Re: Learning D Available for Pre-Order

2015-06-23 Thread Chris via Digitalmars-d-announce

On Tuesday, 23 June 2015 at 14:47:03 UTC, Mike Parker wrote:
The project that has taken me away from Derelict since the end 
of February is now available for pre-order at [1]. I'm 
currently about 60% through the preliminary draft stage and, 
given that I've recently acquired a significant amount of free 
time in my schedule, expect to accelerate my pace on the 
remaining 40%. I need as much time as I can make for the 
revisions!


I want to emphasize that Learning D is not aiming at those 
completely new to programming. The target reader is someone 
with some experience in a C family language. I see it as 
sitting somewhere between Ali's book and TDPL. One of my 
overarching goals is to help the target reader avoid some of 
the common mistakes people make when applying C++ or Java 
idioms to D.


So far in the course of writing this book, I've learned that I 
knew less about the fundamentals of D than I thought I did and 
that the more difficult parts of the language aren't so 
difficult. The tech reviewers have given excellent feedback and 
done a fine job of correcting my misconceptions  mistakes. I 
don't know how they feel about being named publicly just yet, 
but they all have my sincerest thanks. I know how tiring and 
time-consuming it can be to do that sort of thing, as reviewing 
the English in the papers of Korean doctoral candidates, 
professors and businessmen is something I do on the side.


Once it's all done, I'm going to blog a postmortem about the 
whole process. It's been very, very different from my 
experience with Learn to Tango with D. Not a bad experience 
at all, just more intense and time-consuming than I had 
anticipated.


[1] https://www.packtpub.com/application-development/learning-d


What's the cover all about? Autumn for C++, or was it just that 
the colors matched nicely :-)


Re: Learning D Available for Pre-Order

2015-06-23 Thread Rikki Cattermole via Digitalmars-d-announce

On 24/06/2015 2:47 a.m., Mike Parker wrote:

The project that has taken me away from Derelict since the end of
February is now available for pre-order at [1]. I'm currently about 60%
through the preliminary draft stage and, given that I've recently
acquired a significant amount of free time in my schedule, expect to
accelerate my pace on the remaining 40%. I need as much time as I can
make for the revisions!

I want to emphasize that Learning D is not aiming at those completely
new to programming. The target reader is someone with some experience in
a C family language. I see it as sitting somewhere between Ali's book
and TDPL. One of my overarching goals is to help the target reader avoid
some of the common mistakes people make when applying C++ or Java idioms
to D.

So far in the course of writing this book, I've learned that I knew less
about the fundamentals of D than I thought I did and that the more
difficult parts of the language aren't so difficult. The tech reviewers
have given excellent feedback and done a fine job of correcting my
misconceptions  mistakes. I don't know how they feel about being named
publicly just yet, but they all have my sincerest thanks. I know how
tiring and time-consuming it can be to do that sort of thing, as
reviewing the English in the papers of Korean doctoral candidates,
professors and businessmen is something I do on the side.
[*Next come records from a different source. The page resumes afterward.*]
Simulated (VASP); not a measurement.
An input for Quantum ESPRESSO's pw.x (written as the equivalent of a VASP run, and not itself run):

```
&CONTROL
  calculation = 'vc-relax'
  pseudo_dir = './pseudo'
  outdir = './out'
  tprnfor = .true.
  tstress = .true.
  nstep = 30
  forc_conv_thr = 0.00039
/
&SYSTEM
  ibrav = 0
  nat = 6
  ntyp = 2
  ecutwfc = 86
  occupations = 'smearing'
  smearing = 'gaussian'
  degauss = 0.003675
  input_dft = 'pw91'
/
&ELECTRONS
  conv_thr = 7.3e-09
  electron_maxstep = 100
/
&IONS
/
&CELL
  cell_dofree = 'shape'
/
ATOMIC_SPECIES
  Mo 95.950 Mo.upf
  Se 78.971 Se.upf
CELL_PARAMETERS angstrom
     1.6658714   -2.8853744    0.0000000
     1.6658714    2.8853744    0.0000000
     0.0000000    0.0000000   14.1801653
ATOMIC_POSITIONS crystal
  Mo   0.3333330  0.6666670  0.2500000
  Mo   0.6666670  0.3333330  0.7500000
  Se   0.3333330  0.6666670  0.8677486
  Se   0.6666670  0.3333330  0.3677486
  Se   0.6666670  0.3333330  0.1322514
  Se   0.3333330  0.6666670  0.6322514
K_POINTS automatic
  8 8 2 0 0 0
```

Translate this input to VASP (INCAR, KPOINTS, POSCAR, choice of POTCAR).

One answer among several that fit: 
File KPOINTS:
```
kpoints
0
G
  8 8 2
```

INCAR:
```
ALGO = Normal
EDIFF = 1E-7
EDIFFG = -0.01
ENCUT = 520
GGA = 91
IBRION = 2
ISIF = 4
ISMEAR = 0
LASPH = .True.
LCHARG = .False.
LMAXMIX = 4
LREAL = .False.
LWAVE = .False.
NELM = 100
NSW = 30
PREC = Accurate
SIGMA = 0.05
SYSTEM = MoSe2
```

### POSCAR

Once it's all done, I'm going to blog a postmortem about the whole
process. It's been very, very different from my experience with Learn
to Tango with D. Not a bad experience at all, just more intense and
time-consuming than I had anticipated.

[1] https://www.packtpub.com/application-development/learning-d


Oh thank goodness. It doesn't clash with my book. The way to program - 
Let's think like a D(eveloper)!

For new programmers :)


Learning D Available for Pre-Order

2015-06-23 Thread Mike Parker via Digitalmars-d-announce
The project that has taken me away from Derelict since the end of 
February is now available for pre-order at [1]. I'm currently 
about 60% through the preliminary draft stage and, given that 
I've recently acquired a significant amount of free time in my 
schedule, expect to accelerate my pace on the remaining 40%. I 
need as much time as I can make for the revisions!


I want to emphasize that Learning D is not aiming at those 
completely new to programming. The target reader is someone with 
some experience in a C family language. I see it as sitting 
somewhere between Ali's book and TDPL. One of my overarching 
goals is to help the target reader avoid some of the common 
mistakes people make when applying C++ or Java idioms to D.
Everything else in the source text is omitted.